Proposal: unions for support polymorphic programming

Rafal Dabrowa

unread,

Jul 13, 2005, 7:00:01 PM7/13/05

to

Assume we want to have an array of objects derived from
a base class. Let's say, we have a base class:

class base {
public:
virtual void f();
/* ... */
};

and a few classes derived from it:

class C : pubic base { /* ... */ }
class D : public base { /* ... */ }
class E : public base { /* ... */ }

Now, we want to have a vector of objects, where every object
is one of: C, D or E. What choice we have ? I see only one:

vector<base*> v;

Of course, instead of base* it would be better to
have boost::shared_ptr, or at least a wrapper class, which
would perform proper memory management. But this is not my
interest here.

What disadvantage has the above solution ? It excessively uses heap.
Every object - vector member has to be allocated separately.
In some cases, it may cause high performance degradation.
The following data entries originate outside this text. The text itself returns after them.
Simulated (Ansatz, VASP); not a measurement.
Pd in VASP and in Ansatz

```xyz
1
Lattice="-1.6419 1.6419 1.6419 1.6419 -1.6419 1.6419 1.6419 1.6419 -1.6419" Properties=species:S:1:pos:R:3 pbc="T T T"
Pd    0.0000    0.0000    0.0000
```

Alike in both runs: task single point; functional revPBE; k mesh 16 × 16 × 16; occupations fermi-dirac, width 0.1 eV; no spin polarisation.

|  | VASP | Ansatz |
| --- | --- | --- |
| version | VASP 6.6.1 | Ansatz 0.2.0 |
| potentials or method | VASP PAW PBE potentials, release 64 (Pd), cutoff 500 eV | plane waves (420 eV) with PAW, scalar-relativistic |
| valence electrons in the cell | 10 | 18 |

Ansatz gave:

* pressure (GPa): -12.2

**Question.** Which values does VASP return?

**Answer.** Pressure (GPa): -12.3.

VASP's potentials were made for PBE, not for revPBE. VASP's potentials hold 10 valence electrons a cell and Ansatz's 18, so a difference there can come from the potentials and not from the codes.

Idea of my proposal is: allow to create an union of C, D and E, and
allow to inspect union data through common base class members.
Something like this:

union U : base {
C c;
D d;
E e;
};

Then, we might create a vector:

vector<U> v;

and then invoke a virtual method of base class, e.g.

v[10].f();

for object, which is currently kept in the union.
Of course, this solution allows to keep
only one of objects specified in union. But, this
is enough in many applications.

I don't propose exact syntax of such unions here.

Probably not all classes would be allowed in union.
E.g. base class should have virtual destructor
up to properly destroy union object.

--
Rafal

---
[ comp.std.c++ is moderated. To submit articles, try just posting with ]
[ your news-reader. If that fails, use mailto:std...@ncar.ucar.edu ]
[ --- Please see the FAQ before posting. --- ]
[ FAQ: http://www.jamesd.demon.co.uk/csc/faq.html ]

leonardo77

unread,

Jul 14, 2005, 12:29:37 PM7/14/05

to

http://www.boost.org/doc/html/variant.html

Maciej Sobczak

unread,

Jul 14, 2005, 11:29:45 AM7/14/05

to

Rafal Dabrowa wrote:

> Idea of my proposal is: allow to create an union of C, D and E, and
> allow to inspect union data through common base class members.
> Something like this:
>
> union U : base {
> C c;
> D d;
> E e;
> };

> Probably not all classes would be allowed in union.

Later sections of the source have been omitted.